If a knowledge of the connexion of the elements (sensations) does not suffice us, and we ask, Who possesses this connexion of sensations, Who experiences it ? then we have succumbed to the old habit of subsuming every element (every sensation) under some unanalysed complex, and we are falling back imperceptibly upon an older, lower, and more limited point of view. It is often pointed out, that a psychical experience which is not the experience of a determinate subject is unthinkable, and it is held that in this way the essential part played by the unity of consciousness has been demonstrated. But the Ego-consciousness can be of many different degrees and composed of a multiplicity of chance memories. One might just as well say that a physical process which does not take place in some environment or other, or at least somewhere in the universe, is unthinkable. In both cases, in order to make a beginning with our investigation, we must be allowed to abstract from the environment, which, as regards its influence, may be very different in different cases, and in special cases may shrink to a minimum. Consider the sensations of the lower animals, to which a subject with definite features can hardly be ascribed. It is out of sensations that the subject is built up, and, once built up, no doubt the subject reacts in turn on the sensations.

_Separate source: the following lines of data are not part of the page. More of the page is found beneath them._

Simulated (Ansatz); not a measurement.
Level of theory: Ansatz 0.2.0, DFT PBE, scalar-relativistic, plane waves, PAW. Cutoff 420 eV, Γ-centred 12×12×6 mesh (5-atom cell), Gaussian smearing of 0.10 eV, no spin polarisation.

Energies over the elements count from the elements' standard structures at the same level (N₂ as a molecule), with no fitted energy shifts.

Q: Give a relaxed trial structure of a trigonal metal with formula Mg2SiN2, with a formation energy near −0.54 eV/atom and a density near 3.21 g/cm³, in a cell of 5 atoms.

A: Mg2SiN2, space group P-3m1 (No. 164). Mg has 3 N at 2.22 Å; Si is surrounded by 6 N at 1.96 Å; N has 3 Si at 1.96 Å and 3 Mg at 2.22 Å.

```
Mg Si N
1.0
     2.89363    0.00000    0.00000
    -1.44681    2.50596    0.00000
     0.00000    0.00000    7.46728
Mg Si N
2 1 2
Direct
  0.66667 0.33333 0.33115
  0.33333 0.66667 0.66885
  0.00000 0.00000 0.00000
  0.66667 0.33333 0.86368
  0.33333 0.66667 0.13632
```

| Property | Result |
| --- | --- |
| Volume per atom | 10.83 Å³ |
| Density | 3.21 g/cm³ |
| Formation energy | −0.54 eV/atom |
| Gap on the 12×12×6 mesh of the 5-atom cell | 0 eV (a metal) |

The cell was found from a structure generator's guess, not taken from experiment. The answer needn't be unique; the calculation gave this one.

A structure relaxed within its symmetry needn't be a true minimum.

The habit of treating the unanalysed ego complex as an indiscerptible unity frequently assumes in science remarkable forms. First, the nervous system is separated from the body as the seat of the sensations. In the nervous system again, the brain is selected as the organ best fitted for this end, and finally, to save the supposed psychical unity, a point is sought in the brain as the seat of the soul. But such crude conceptions are hardly fit even to foreshadow the roughest outlines of what future research will do for the connexion of the physical and the psychical. The fact that the different organs and parts of the nervous system are physically connected with, and can be readily excited by, one another, is probably at the bottom of the notion of "psychical unity."
I once heard the question seriously discussed, "How the perception of a large tree could find room in the little head of a man?)' Now, although this "problem " is no problem, yet it renders us vividly sensible of the absurdity that can be committed by thinking sensations spatially into the brain. When I speak of the sensations of another person, those sensations are, of course, not exhibited in my optical or physical space; they are mentally added, and I conceive them causally, not spatially, attached to the brain observed, or rather, functionally presented. When I speak of my own sensations, these sensations do not exist spatially in my head, but rather my "head" shares with them the same spatial field, as was explained above. (Compare the remarks on Fig. I on pp. I7-I9 above.).
The unity of consciousness is not an argument in point. Since the apparent antithesis between the real world and the world given through the senses lies entirely in our mode of view, and no actual gulf exists between them, a complicated and variously interconnected content of consciousness is no more difficult to understand than is the complicated interconnection of the world.
If we regard the ego as a real unity, we become involved in the following dilemma: either we must set over against the ego a world of unknowable entities (which would be quite idle and purposeless), or we must regard the whole world, the egos of other people included, as comprised in our own ego (a proposition to which it is difficult to yield serious assent).
But if we take the ego simply as a practical unity, put together for purposes of provisional survey, or as a more strongly cohering group of elements, less strongly connected with other groups of this kind, questions like those above discussed will not arise, and research will have an unobstructed future.
In his philosophical notes Lichtenberg says: " We become conscious of certain presentations that are not dependent upon us; of others that we at least think are dependent upon us. Where is the border-line? We know only the existence of our sensations, presentations, and thoughts. We should say, It thinks, just as we say, It lightens. It is going too far to say cogito, if we translate cogito by I think. The assumption, or postulation, of the ego is a mere practical necessity." Though the method by which Lichtenberg arrived at this result is somewhat different from ours, we must nevertheless give our full assent to his conclusion.
Bodies do not produce sensations, but complexes of elements (complexes of sensations) make up bodies. If, to the physicist, bodies appear the real, abiding existences, whilst the " elements " are regarded merely as their evanescent, transitory appearance, the physicist forgets, in the assumption of such a view, that all bodies are but thought-symbols for complexes of elements (complexes of sensations). Here, too, the elements in question form the real, immediate, and ultimate foundation, which it is the task of physiologico-physical research to investigate. By the recognition of this fact, many points of physiology and physics assume more distinct and more economical forms, and many spurious problems are disposed of.
For us, therefore, the world does not consist of mysterious entities, which by their interaction with another, equally mysterious entity, the ego, produce sensations, which alone are accessible. For us, colours, sounds, spaces, times, . . . are provisionally the ultimate elements, whose given connexion it is our business to investigate.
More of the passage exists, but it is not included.